The California State Board of Equalization (Board) recently issued a favorable decision in an important Section 1031 exchange case. As an elected body of five members, the Board hears appeals in California tax cases where the taxpayer has not been able to agree or settle with the California Franchise Tax Board (FTB). A hearing before the Board is the last stop in the administrative appeal process. The only recourse a taxpayer has after a Board decision is to pay the tax and go to court to sue for a refund. Generally viewed as an unfriendly venue for taxpayers, it is significant that the Board unanimously held in favor of a group of taxpayers who appealed the disallowance of their Section 1031 exchanges by the FTB.
The FTB has been very aggressive in auditing Section 1031 exchanges and disallowing exchanges involving a "drop and swap" or a "swap and drop." The new Board decision should put the brakes on the FTB's aggressive positions which are not consistent with established federal case law in the 1031 exchange area.

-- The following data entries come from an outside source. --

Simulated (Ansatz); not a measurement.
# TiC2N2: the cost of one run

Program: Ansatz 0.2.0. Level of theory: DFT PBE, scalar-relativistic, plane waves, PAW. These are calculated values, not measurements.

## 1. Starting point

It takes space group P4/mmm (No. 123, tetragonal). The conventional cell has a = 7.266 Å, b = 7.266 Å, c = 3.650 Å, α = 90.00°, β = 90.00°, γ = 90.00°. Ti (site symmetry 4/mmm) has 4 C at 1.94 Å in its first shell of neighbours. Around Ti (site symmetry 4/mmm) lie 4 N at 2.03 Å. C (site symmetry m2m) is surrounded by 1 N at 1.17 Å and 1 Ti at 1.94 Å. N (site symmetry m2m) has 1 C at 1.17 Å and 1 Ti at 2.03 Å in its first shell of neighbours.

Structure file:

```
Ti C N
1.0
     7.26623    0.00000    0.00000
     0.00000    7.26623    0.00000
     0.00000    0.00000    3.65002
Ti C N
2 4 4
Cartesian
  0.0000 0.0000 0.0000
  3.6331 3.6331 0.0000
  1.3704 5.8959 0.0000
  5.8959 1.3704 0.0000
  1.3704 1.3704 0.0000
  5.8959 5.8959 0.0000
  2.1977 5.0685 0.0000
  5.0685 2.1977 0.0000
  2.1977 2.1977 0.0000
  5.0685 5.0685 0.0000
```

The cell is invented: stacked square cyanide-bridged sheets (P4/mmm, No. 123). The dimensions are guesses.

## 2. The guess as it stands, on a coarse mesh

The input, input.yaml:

This new decision involved a swap and drop. A group of taxpayers sold properties and exchanged into tenancy-in-common interests in a replacement property (the "swap"). As required by their lender, they contributed their individual co-tenancy interests into a single purpose limited liability company seven months after the exchange (the "drop"). The FTB argued that the drop—this planned roll-up into an LLC—disqualified the 1031 exchange.
Rejecting the arguments of the FTB, the Board held that there was independent significance to the taxpayers' holding the property as co-tenants for seven months. The roll-up of the co-tenancy interests into an LLC was merely a change in the form of ownership which did not disqualify the exchange as the FTB argued.
This decision affects a number of California cases that are currently on appeal. It gives taxpayers and their advisors reason to cheer and will hopefully bring California more in line with the approach which the IRS and federal courts have taken on 1031 exchanges.